Treasury bills are one of the money market instruments or vehicles an investor can use to generate fixed-interest income. Nigeria Treasury Bills (NTBs) are short-term debt instruments issued by the Federal Government through the Central Bank of Nigeria (CBN) to finance short-term expenditures. They are by nature, the most liquid money market securities and, are backed by the guarantee of the Federal Government. They are usually issued for tenors of 91 days, 182 days, and 364 days.
Treasury Bills are discounted instruments, which are purchased for a price less than their par (face) value; and at maturity, the holder of the bills is paid the full par value by the government. In effect, the interest is paid upfront. The investor can opt to take the interest as income or reinvest for compound returns. It is a risk-free investment – it carries the guarantee of the Federal Government of Nigeria, or any nation issuing it. Interest income from Treasury Bills is typically higher than fixed deposits etc because it is tax-free (not subject to withholding tax) and the rates are not fixed by banks. Interest is upfront, which means you can reinvest your interest from day one. Treasury Bill certificates can be used as collateral against borrowing.
There are two options when it comes to investing in Treasury Bills (TBs)
a) PRIMARY MARKET
You can purchase treasury bills at the primary market, a Dutch Auction at the Central Bank of Nigeria (CBN) which is held fortnightly (every 2 weeks).
This is how it works:
- The CBN makes announcements in the newspapers about forthcoming Treasury Bills auction usually of 91, 182, and 364 days tenor.
- Potential investors submit their bids, through a Primary Dealer/Market Maker (banks, finance houses, etc), indicating tenor, amount, and bid rate. The minimum depends on the agent and ranges from N10,000 and above.
- At the Dutch auction, various bids are submitted at various rates and the highest bid at which the total volume of bills on offer is sold closes the auction.
- An investor will be successful at the auction where the bid rate quoted is below or at par with the closing rate.
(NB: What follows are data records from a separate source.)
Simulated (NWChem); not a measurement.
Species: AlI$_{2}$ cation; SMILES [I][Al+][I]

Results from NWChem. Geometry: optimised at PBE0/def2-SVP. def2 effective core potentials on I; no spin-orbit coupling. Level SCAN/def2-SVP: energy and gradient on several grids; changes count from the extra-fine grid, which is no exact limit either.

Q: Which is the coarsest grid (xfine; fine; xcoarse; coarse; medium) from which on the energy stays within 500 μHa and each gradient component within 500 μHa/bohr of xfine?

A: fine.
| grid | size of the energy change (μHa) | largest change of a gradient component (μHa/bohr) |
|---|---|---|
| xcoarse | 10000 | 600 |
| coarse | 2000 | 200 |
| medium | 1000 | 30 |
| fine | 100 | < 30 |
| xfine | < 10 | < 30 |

- Where successful, the investor is notified and pays a discounted value of the bid amount at the rate indicated on the day after the Dutch auction (T+1) as settlement.
- The investor also advises his agent to move the NTBs purchased to his custodian bank and then lodges the same in the investor’s CSCS account.
- Where an investor does not have a CSCS account, an investment agent can, on request, act as its custodian and hold the treasury bills until maturity.
- The investment agent sends a letter to the investor indicating all the terms of the Treasury Bills.
Where a bidder is unsuccessful, he can still purchase Treasury Bills at the secondary market at a lower rate. Treasury Bills are liquid money market instruments and can be sold at the secondary market at any time at a discount.
b) SECONDARY MARKET
Banks and finance houses (Primary Dealers/Market Makers) also buy Treasury Bills in blocks to sell to their clients in the secondary market at a discount. Let’s assume the Primary Dealer bought N250M worth of Treasury Bills at the Dutch Auction at 12.5%, he can turn around and sell to customers (who cannot wait for the next auction) at 11.7% depending on the amount, netting a profit of 0.8% in that transaction. The buyer will take over the Treasury Bills for the remaining days of the tenor. Transactions in the secondary market happen on a daily basis. The minimum amount of investment varies from dealer to dealer.